One way to keep rates down is to keep claims down, and you can help do that by educating yourself regarding the risks you face at work every day. Lowering your risk exposures not only helps you lessen the chances of being involved in an insurance claim, it can also save you time away from work, the cost of your deductible, and the stress that comes with being sued.
On this page you will find a growing collection of risk management articles, case studies and tools designed to help educate SERVPRO® Franchisees about the risks associated with the restoration industry, along with additional information about commercial insurance and how it works.
The Advantages of Being in a Risk Retention Group
A risk retention group (RRG) is an alternative form of insurance company created by the federal Liability Risk Retention Act of 1986 to give members of specific industries more control over their liability insurance.
The members of an RRG are limited to people engaged in the same businesses, and therefore are exposed to the same types of liability. As of February 2014, there were 244 RRGs in the U.S.
The following are several key advantages to being in an RRG:
As RRGs are owned by its members, one of the key advantages relates to the control members obtain over their liability insurance program. This control often translates into lower rates.
Profits Retained by Policyholders
As RRGs are owned by their members, any profits are retained by policyholders rather than being passed on to a commercial insurer.
Because the members of an RRG all work in the same industry, they have more knowledge about their risk exposures and therefore can design coverage that meets their specific needs, oftentimes giving them access to coverage not found on the regular insurance market.
The Liability Risk Retention Act is a federal law which allows the RRG to do business in all states.
During fluctuating market conditions, when insurance companies may be eliminating coverage and cancelling policies, an RRG provides its members with more stability.
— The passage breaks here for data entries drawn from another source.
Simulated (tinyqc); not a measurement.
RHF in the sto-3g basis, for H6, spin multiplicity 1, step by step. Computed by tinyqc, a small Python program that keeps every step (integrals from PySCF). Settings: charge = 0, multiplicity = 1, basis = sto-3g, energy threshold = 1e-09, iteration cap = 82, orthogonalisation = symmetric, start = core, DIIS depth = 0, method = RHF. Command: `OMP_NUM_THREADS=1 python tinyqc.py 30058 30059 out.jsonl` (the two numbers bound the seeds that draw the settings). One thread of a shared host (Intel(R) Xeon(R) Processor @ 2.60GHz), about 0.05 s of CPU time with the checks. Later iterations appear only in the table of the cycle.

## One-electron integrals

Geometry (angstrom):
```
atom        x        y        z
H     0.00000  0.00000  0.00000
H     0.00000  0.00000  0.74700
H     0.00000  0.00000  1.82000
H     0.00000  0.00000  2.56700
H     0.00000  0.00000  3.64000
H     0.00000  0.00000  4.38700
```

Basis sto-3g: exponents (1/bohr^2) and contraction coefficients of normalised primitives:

Members often share risk management information about their businesses, which can help their operations and in turn help reduce claims, thereby reducing premiums for the RRG.
RRGs are often managed by an insurance administrator with special expertise in the member’s industry, resulting in more efficient underwriting, customer service and claim services.
Depending on its claim experience and financial results, some RRGs offer members a dividend at the end of the policy period. Dividends are not guaranteed and may vary depending on the amount of the client’s premium and years in the RRG.